Shirking on the Web?

Here is an interesting question from this morning’s email:

"Are we able to see how long a particular respondent took to complete a web survey? My client’s concern is people who go through surveys in a couple of minutes, just pressing random buttons to get to the end as fast as they can – and being able to remove them from the data on an ongoing basis throughout fielding."

For starters, we can calculate the elapsed time of an individual survey from start to finish, but there is no straightforward way to identify surveys that may have been completed in multiple sessions. We can control that somewhat by only calculating elapsed time for surveys that are started and completed in the same day, but even then there is no straightforward way to tell whether an R was away from his PC for extended periods during the interview without going to the substantial effort of timing every single question.  The speed of the Rs Internet connection also can create significant variability in completion time.  So this measure is inherently dirty and there is no good way to establish a standard from which you might reasonably assume–and it would be an assumption–that an R has not taken the survey task seriously.

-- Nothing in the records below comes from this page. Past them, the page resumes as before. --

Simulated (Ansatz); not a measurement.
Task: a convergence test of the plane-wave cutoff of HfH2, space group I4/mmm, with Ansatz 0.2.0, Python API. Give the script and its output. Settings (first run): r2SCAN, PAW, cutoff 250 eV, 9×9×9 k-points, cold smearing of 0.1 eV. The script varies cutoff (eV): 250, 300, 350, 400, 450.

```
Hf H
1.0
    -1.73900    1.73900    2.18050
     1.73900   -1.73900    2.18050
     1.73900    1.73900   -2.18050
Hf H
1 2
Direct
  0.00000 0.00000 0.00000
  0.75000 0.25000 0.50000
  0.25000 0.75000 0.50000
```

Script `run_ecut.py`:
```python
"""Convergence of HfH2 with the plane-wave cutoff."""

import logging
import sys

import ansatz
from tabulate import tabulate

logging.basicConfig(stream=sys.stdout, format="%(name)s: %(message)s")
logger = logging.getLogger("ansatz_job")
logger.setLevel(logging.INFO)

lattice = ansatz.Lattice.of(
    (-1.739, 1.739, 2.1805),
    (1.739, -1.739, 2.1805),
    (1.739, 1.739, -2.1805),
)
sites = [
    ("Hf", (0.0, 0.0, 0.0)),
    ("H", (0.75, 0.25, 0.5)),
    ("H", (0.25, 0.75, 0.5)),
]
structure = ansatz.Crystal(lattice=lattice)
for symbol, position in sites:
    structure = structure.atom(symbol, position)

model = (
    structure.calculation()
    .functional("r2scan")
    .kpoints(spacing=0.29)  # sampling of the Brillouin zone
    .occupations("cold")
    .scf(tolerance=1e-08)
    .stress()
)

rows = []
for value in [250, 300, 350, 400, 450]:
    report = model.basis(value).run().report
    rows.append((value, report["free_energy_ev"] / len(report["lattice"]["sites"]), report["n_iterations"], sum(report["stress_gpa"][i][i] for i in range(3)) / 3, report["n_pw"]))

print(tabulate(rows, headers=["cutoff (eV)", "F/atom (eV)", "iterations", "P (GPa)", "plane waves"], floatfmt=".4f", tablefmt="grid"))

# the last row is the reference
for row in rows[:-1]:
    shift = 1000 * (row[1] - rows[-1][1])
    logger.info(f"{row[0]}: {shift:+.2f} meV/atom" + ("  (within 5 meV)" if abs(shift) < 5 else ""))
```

But this might not be the right measure.  Survey methodologists have long recognized that Rs sometimes do not put their full cognitive energies into answering every single survey question.  This behavior has been dubbed "satisficing."  (Europeans often use the much more appealing term "shirking.")  Sometimes it can happen for an entire survey but the more likely pattern is that this behavior sets in as the survey goes on and the novelty wears off. There are multiple ways that methodogists measure satisficing and two favorites are levels of item non-response (i.e., frequency of choosing non-substantive answers like Don’t Know or Refused) and levels of differentiation in  series of contiguous questions with the same answer categories, such as a long series of 0-10 satisfaction questions.    On the phone measures of differentiation show the degree to which an R gets into a pattern and just keeps giving the same or nearly the same answer for questions throughout the series.  On the Web we typically present these questions in a grid to save space and time, so we want to measure the degree to which Rs "straightline" through grids, that is, just click down the column and select the same answer for every question in the grid.  One can score individual surveys on these kinds of measures and then set limits under which surveys are deleted.  We already do some of this with measures of item nonresponse at the analysis stage for most of our analytic products but we have tended not to do it during data collection.  Perhaps we should.

The larger question may be whether there is any reason to worry more about this with Web surveys than with telephone or other modes.  The answer there probably is,"Maybe."  While we tend to see higher rates of item nonresponse in Web surveys than phone (more use of non-substantive answer codes) that probably is a function of our tendency to offer these codes to Rs in Web surveys but to treat them as VOL in phone surveys rather than shirking by Rs.  In other words, phone survey Rs aren’t told the Don’t Know is an acceptable answer.   So you can reduce item nonresponse on the Web by not offering the non-substantive code, the easy way out.

On the issue of non-differentiation or "straightlining" in grids the literature has it both ways.  Two of the best scientific comparisons of phone and Web (Chang and Krosnick, 2003; Fricker et al, 2005) differ on the issue with the former finding less non-differentiation on the Web and the latter finding more. Some internal work by Howard Speizer and Wyndy Wiitala have found a slight tendency for there to be more non-differentation among like items on the phone than on the Web.  All of this leads me to conclude that this is not a major issue.  There may be measurable shirking on some studies but it is not likely to be great or have a major impact on your data.

So my answer to this client would be:  You probably don’t need to worry about this. But if you do, the easiest way to measure this probably is to score each completed survey on its overall item non-response and to drop cases that fall below some reasonable standard.